“The government always lies. It’s all corrupt. Today, the thermometer in my garden shattered, yet they tell us it’s 32°c. That’s just how it is here. Biscuit?”
We declined; he was well into his second pack of ‘Serbia’s finest’ without our help. We’d hoped they might slow him down, but he simply ploughed through the mouthful.
“They lie so that we work. In higher temperatures, it’s too dangerous, so we have to stay at home. They can’t let that happen, so they lie.”
This voluble biscuiteer was one of our three bedfellows for the night. We were an hour into what already felt like the longest journey ever – an overnight train from Belgrade to Skopje.
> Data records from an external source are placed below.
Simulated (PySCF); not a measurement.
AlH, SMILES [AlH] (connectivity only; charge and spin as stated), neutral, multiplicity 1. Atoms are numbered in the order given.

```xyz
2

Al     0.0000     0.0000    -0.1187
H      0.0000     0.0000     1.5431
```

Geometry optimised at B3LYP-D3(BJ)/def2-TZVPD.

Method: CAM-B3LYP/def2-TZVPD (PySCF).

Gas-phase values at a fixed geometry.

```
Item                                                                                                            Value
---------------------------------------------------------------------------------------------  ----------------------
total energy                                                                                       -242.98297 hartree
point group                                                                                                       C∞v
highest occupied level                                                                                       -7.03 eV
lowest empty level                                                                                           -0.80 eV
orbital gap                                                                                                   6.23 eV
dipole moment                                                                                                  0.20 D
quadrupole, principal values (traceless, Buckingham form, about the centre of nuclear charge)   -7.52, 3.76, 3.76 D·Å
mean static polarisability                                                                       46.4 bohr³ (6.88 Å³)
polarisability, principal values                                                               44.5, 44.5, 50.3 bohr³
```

Aside from the company, the train was the same as all the others in Eastern Europe; a Hitchcock throwback with individual compartments, sliding windows and an overwhelming sense of brown. For the first five minutes, we’d thought we had the compartment all to ourselves – a precious six-seat commodity on a sleeper train with no sleepers. It was not to be however: in walked a Serbian, a Bosnian and a Croatian. We’d unwittingly entered the opening line of a joke.
We had visited Bosnia only two days before, and it was clear that the spectre of war still hung around the beautiful bullet-ridden cities. I was three at the war’s outbreak; even so, I knew enough to know citizens of each party involved were now sat in close quarters for the next twelve hours. For the two English people, there was a large, bellicose elephant in the carriage.
As it turned out, any potential quarrels between the petite Croatian and handsome Bosnian were marital, not military. Despite looking more like an Australian surfer, the Bosnian was a newly ordained priest, and they were honeymooning before he got posted “anywhere in Eastern Europe” – a scary possibility for his wife, who’d never left Zagreb.
This disclosure had set our Serbian friend off, and he hadn’t stopped since. The ridiculousness of religion and the priesthood, corrupt governments and politics were discussed at length. At 8pm, he’s seemed charmingly unrefined. By 2am, he had become insultingly brash through bloodshot eyes – none more so than the Croatian’s, who was unfortunately sat next to the lout. A few pointed looks to her new husband began a strange portrayal of wartime relations. The Bosnian and Croatian were united in countering the Serbian assault, until she could take no more, and then the Bosnian was left fighting alone. Sensing her mounting frustration, he repeatedly rescued us by taking the man out for cigarettes – it must have been love. The plumes of smoke didn’t exactly improve the atmosphere, but was better than the Serbian’s endless cycle of hocking, scratching his groin, baring his belly, and of course, non-stop talking.
3am was when the train hunkered to an unexpected stop, and a loud cry from the conductor told us we had broken down. We quickly piled onto an overstuffed replacement coach – some of the lucky few who actually got on – thinking the cramped seating and standing arrangement would stop the Serbian’s monologue. However, he happily gave up his seat to come find us again. When we eventually reached a second and final train, we sprinted off to find a carriage on our own. The only one left had broken seats and large, worrying holes in the outside wall, but was all-importantly silent. No sooner had we sat down, however, than the Serbian reappeared, dragging the distressed looking couple behind. I can safely say misery does indeed love company.
As we finally pulled into Skopje in the early hours of the morning, with four exhausted passengers disembarking the train, the steadfast Serbian wanted all our phone numbers, in case we should like to meet up again. Incredulous and sleep-deprived, we all handed them over, as he ended with the following insight:
“We’re expected to hate each other. That’s what we’re taught to do. But that gets us nowhere. It just continues the hate. If we had followed our parents wishes, we wouldn’t have even been able to have this conversation.”
The poor Bosnian and Croatian did not appreciate such a conclusion. But as we slipped our own separate ways into Skopje, wishing enormously that we had a hotel to go to and no more trains to catch that afternoon, we decided it couldn't have been wholly bad. After all, talking about war gets us far further than silence ever did – 270 miles to be exact.